Minimalism on the INSIDE
Remove anything that distracts us from the things we value most. I love that. The last three months I have had this sick obsession of being soothed by Youtube channels that promote minimalism, pinterest pins, de-cluttering books and minimalism TED Talks.
Three months ago I sprained my ankle right before a big climb I had planned and it through me off my "I think I am invincible" beam. Since then I went into deep concern for trying to do whatever it takes to get back to running and climbing again, I started off with becoming plant based! It all started with hearing about dairy and meat naturally inflaming the body and I just wanted the opposite of all of that....obviously.
So I went vegan. I'm still vegan....and it's working. Not just in my physical body, but in my mental body as well. I feel since I have stopped eating animal products I have become lighter physically (lost 9 pounds), and mentally....in the sense that I am no longer walking around in a food fog.
You know when you're stressed and you reach for sugary ice cream, a nice doughnut, or maybe carb and chemical pumped fast food? Yeah.... I can't do that so basically I am constantly aware of what I'm putting inside me and don't have that mental fog glaze that I used to get by the joy of covering up my feelings with food.
Minimalism on the OUTSIDE
So you now know that I am plant based in my diet. Becoming plant based was actually quite easy for me and once I got used to it I started looking around at everything, I mean EVERYTHING in my life. It felt so soothing to have a diet that was so pure and simple that I wanted more. I took it to my home base. This coming January I am moving in with my boyfriend and started thinking about the moving process. I started things about the THINGS I own. I started thinking about the single duffel bag that I live out of all week long as I am basically already living with him.
I noticed I wash the same clothes every week and the thought of even looking at my closet gives me anxiety. So I started small. The dresser....I took out anything I haven't worn in a year and started donating bags and bags to charity.

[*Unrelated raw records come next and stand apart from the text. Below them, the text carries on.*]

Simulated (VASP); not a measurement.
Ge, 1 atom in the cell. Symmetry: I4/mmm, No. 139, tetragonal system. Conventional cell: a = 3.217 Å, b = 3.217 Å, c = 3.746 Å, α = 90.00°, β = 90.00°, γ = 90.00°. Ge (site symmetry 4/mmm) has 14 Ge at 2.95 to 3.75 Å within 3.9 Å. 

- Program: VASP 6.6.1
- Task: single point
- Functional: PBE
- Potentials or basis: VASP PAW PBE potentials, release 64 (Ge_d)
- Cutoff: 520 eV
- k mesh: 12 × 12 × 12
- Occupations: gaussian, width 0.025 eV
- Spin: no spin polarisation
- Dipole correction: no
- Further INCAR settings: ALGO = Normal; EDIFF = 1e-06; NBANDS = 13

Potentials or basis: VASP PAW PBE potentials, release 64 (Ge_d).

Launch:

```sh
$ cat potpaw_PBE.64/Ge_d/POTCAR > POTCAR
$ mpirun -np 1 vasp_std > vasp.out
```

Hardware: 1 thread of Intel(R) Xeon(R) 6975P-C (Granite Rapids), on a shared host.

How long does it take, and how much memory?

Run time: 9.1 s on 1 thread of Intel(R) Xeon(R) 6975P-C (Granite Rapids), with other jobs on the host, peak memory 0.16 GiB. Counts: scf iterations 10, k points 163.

The closet - I am a puffy jacket horder so I basically took everything out of my closet and started selling my nice items on sites like Poshmark, Offerup and Letgo. Every single time I let something go, I felt ---happier.
What a concept.
Maybe there is this idea that whatever you hold on to that no longer serves your purpose -will basically hold you down. Keep you stressed. It all makes sense now that half my stuff is gone. I'm a yoga teacher so in class, I say this all the time in the sense that your mental thoughts and expectations of life will keep you sick if you do not let them go....and as I was cleaning my space, I realize that this can be physical mind-cluttering objects as well.
The worst part of this process were my books. I have a slight attachment to them...I self soothe in book stores and buying books so for this situation - I had to treat it like a bandaid. In one moment I came from work, scrapped the shelves and started posting every book online in various groups offering my free books, and within a day, they had new homes....and you know what? I felt nothing but joy. I didn't even have a moment of sadness. It felt so good to just have LESS.
So now I am here...reflecting on my 3-month minimal diet and minimal living space and it brings me to energy. The energy from others....
This has been a difficult thing to notice but its very real. When your mission is to declutter everything, you notice a bit more intently if a friend seems to flake out on you a lot. Before this, I could care less but now.....its almost like a warning sign. When you hold space for your flakey friends in your day and they don't show, or don't even bother to let you know at all...it's a weird feeling. It's also crazy being a woman at 30 years old seeing this clearly for the first time this late into my life. I try to remind myself to be kind and just move on. To set stronger boundaries and sometimes the people you love, you can love from afar. Our bodies, time, goals, and values are so important. It can hurt going down this road at first- but in the end its all beauty.
So from now on I live from Intention.
I live with strong boundaries and values.
Now, I open my heart to life without the fluffy pillow on owning shit I don't need.